2. Death Is Defeated

Read these familiar but oh-so-comforting verses from 1 Corinthians:

For He must reign till He has put all enemies under His feet. The last enemy that will be destroyed is death. . . .

Then shall be brought to pass the saying that is written: “Death is swallowed up in victory.”

“O Death, where is your sting?
O Hades, where is your victory?”

1 Corinthians 15:25-26, 54-55

I love what Paul writes in 2 Timothy 1:10, calling Jesus the Lord “who has abolished death and brought life and immortality to light through the gospel.”

Similarly, Revelation promises, “Blessed and holy is the one who shares in the first resurrection! Over such the second death has no power” (20:6) and “death shall be no more” in God’s presence (21:4).

A few years ago when I read The Silver Chair, one of the last books in C. S. Lewis’s Chronicles of Narnia, I wept (okay, hardcore bawled) at this passage:

“Then Aslan stopped, and the children looked into the stream. And there, on the golden gravel of the bed of the stream, lay King Caspian, dead, with the water flowing over him like liquid glass. His long white beard swayed in it like water-weed. And all three of them stood and wept. Even the Lion wept: great Lion-tears, each tear more precious than the Earth would be if it was a single solid diamond. . . .” 

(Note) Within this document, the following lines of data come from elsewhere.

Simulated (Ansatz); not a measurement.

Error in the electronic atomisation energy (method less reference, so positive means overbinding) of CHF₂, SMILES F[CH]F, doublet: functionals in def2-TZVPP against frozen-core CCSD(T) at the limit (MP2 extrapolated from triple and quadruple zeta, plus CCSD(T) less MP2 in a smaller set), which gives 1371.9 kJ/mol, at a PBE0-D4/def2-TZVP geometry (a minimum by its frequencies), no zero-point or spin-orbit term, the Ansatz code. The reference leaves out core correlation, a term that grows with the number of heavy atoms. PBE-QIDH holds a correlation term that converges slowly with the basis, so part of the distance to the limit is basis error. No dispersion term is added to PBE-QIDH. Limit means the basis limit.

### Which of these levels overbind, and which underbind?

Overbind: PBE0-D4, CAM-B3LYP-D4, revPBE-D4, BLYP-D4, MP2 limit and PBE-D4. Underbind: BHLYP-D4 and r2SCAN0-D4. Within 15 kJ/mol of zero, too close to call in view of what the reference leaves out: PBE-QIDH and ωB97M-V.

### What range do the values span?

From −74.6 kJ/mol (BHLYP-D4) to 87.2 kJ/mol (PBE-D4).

Aslan tells Eustace to go into a nearby thicket, pluck a thorn, and drive it into his paw. 

Then Eustace set his teeth and drove the thorn into the Lion’s pad. And there came out a great drop of blood, redder than all redness that you have ever seen or imagined. And it splashed into the stream over the dead body of the King. At the same moment the doleful music stopped. And the dead King began to be changed. His white beard turned to gray, and from gray to yellow, and got shorter and vanished altogether; and his sunken cheeks grew round and fresh, and the wrinkles were smoothed, and his eyes opened, and his eyes and lips both laughed, and suddenly he leaped up and stood before them–a very young man, or a boy.”

The Silver Chair, Ch 16, “The Healing of Harms”

This passage powerfully illustrates the comfort of Jesus’ words to Mary after her brother’s death, moments before Jesus raises him back to life in a precursor of His own resurrection:

“I am the resurrection and the life. He who believes in Me, though he may die, he shall live.”

John 11:25

What does this mean for chronic illness?

What’s the worst chronic illness can do? In blunt terms, kill us.

But this worst-case scenario of chronic illness ain’t got nothing on Jesus and the resurrection. Even if our chronic illness eventually ends our lives, we’ll be “absent from the body” and “present with the Lord” (2 Cor. 5:8). We lose little and gain everything.

If you’re swamped by fear, ask yourself what you’re afraid of. Then remind yourself that Jesus’s resurrection has removed the sting from death.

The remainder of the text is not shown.